Coal undermines climate and development goals, say aid bodies

25 Oct 16

The coal industry has made false claims about the fuel’s role in combating poverty, three international aid bodies have said.

In a report Beyond Coal, the Overseas Development Institute (ODI), the Catholic Agency for Overseas Development (Cafod) and Christian Aid said increasing the number of coal power plants around the world would neither deliver universal energy access nor eradicate extreme poverty.

The report said coal had claimed too much credit for progress towards these goals, and cleaner and cheaper energy options could give better results.

While the coal industry maintained that expanding the fuel’s use was critical to fighting extreme poverty and improving energy access in developing countries, “the opposite is true”, the three organisations said.

Building just one third of planned coal-fired power plants would take the world past the 2 degrees centigrade level of warming, which would itself push “hundreds of millions into extreme poverty”, the report said.

The sharp decline in solar and wind power costs meant scaled-up distributed renewable energy would be the cheapest and quickest way of reaching households that lack reliable electricity.

Co-author Ilmi Granoff said: ‘There’s no question that rich economies must rapidly replace coal with low-carbon energy to avoid a climate crisis.
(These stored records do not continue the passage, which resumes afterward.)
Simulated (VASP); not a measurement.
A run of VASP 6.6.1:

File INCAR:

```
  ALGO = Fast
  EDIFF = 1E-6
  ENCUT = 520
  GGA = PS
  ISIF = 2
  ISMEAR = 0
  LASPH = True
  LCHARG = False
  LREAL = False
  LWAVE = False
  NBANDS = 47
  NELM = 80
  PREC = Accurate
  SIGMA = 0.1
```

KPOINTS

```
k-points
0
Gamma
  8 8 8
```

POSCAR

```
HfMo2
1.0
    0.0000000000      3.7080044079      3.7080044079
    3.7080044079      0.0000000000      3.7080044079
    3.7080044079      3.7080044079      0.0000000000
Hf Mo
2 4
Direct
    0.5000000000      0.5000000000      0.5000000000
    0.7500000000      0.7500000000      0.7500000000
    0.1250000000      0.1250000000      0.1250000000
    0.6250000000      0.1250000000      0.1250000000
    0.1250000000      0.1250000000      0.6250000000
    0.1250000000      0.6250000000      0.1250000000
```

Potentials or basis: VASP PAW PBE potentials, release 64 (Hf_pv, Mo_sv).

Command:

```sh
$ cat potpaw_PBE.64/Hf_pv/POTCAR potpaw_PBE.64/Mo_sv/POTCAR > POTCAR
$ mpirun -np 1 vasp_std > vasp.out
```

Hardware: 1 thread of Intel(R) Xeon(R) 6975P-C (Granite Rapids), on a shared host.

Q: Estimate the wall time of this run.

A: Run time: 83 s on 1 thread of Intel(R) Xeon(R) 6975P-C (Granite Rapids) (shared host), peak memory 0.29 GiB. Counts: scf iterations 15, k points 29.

“The coal industry continues to spread false claims that coal is critical to fighting extreme poverty and improving energy access in poorer countries. This paper, from organisations on the front line of the fight against poverty, shows that coal undermines both climate and development goals, while clean energy supports them.”

The report urged governments to phase out support for coal capacity expansion, and instead encourage access to affordable, reliable, sustainable and modern energy, and on the G20 governments to stop fossil fuel subsidies.

Responding to the report, World Coal Association chief executive Benjamin Sporton said: “We cannot wish coal out of the energy mix, especially in developing countries, that’s why we need to better support countries develop and use high efficiency, low emissions technologies.

“Renewables provide small-scale and quick-to-build energy access solutions, particularly in remote areas, but significantly more energy generation is needed to power up business and industry and support energy access in an era of growing urbanisation.”

Sporton added that an industrial strategy based on coal had seen some 600 million people lifted out of poverty in China in the past 20 years and that coal would have “a critical role to play in [India’s] electrification alongside renewables”.